CONWAY, SC (WMBF) - Prosecuting someone for driving under the influence in South Carolina isn't as simple as looking at the results of a blood alcohol content test.
When an officer stops someone on suspicion of DUI, state law requires officers to use a video camera to record everything from the reading of the Miranda Rights to the field sobriety tests. If there are any issues with the video, such as audio failure or something not being completely visible, the case can get thrown out.
"You had fire trucks there and EMS, just lights everywhere and the case got dismissed because you could not see the eye test," said Manuela Clayton, assistant solicitor for the 15th Judicial Circuit.
Out of about 1,200 DUI cases that came through the 15th Judicial Circuit in 2014, 15 made it to jury trial. Some of the defendants pleaded guilty before going to trial, but Clayton said the majority of DUI cases were dismissed.
Mothers Against Drunk Driving along with law enforcement officers and prosecutors are talking with the South Carolina General Assembly to draft legislation that would prevent cases from being dismissed due to minor video technicalities.
"It would be nicer to have a case where the roadside is suppressed and we may still have the evidence to go forward to trial with a DUI based on the breath test results," Clayton said.

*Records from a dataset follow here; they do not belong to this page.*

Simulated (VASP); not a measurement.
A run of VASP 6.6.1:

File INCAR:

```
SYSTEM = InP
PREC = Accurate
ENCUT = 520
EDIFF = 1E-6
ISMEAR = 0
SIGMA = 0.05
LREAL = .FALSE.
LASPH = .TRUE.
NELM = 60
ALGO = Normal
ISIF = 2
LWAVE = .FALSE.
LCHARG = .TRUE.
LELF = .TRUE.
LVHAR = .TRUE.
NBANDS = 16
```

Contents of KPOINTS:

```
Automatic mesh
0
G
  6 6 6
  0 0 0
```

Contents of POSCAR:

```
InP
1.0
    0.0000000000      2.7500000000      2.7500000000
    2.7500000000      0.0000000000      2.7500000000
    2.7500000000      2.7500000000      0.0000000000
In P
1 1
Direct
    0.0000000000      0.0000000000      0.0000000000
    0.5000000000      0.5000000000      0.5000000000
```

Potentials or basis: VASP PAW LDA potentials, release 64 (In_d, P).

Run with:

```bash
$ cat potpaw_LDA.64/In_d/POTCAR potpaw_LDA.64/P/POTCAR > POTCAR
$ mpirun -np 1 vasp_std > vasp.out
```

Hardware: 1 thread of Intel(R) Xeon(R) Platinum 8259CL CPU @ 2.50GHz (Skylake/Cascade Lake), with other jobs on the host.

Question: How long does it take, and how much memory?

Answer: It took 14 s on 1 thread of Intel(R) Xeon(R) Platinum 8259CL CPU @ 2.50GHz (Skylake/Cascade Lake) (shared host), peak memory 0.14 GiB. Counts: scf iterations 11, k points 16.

Tyler Thigpen's DUI charge was dismissed because there was no audio in the recording, according to his lawyer.
DUI Defense Attorney Scott Joye said the blood alcohol content tests aren't completely reliable, so the law requiring the video is in place for a reason, to protect both drivers and law enforcement officers by adding an extra piece of evidence.
"The consequences of a DUI arrest have become greater and greater," Joye said. "Therefore, the standards by which we convict someone of a DUI should become greater and greater."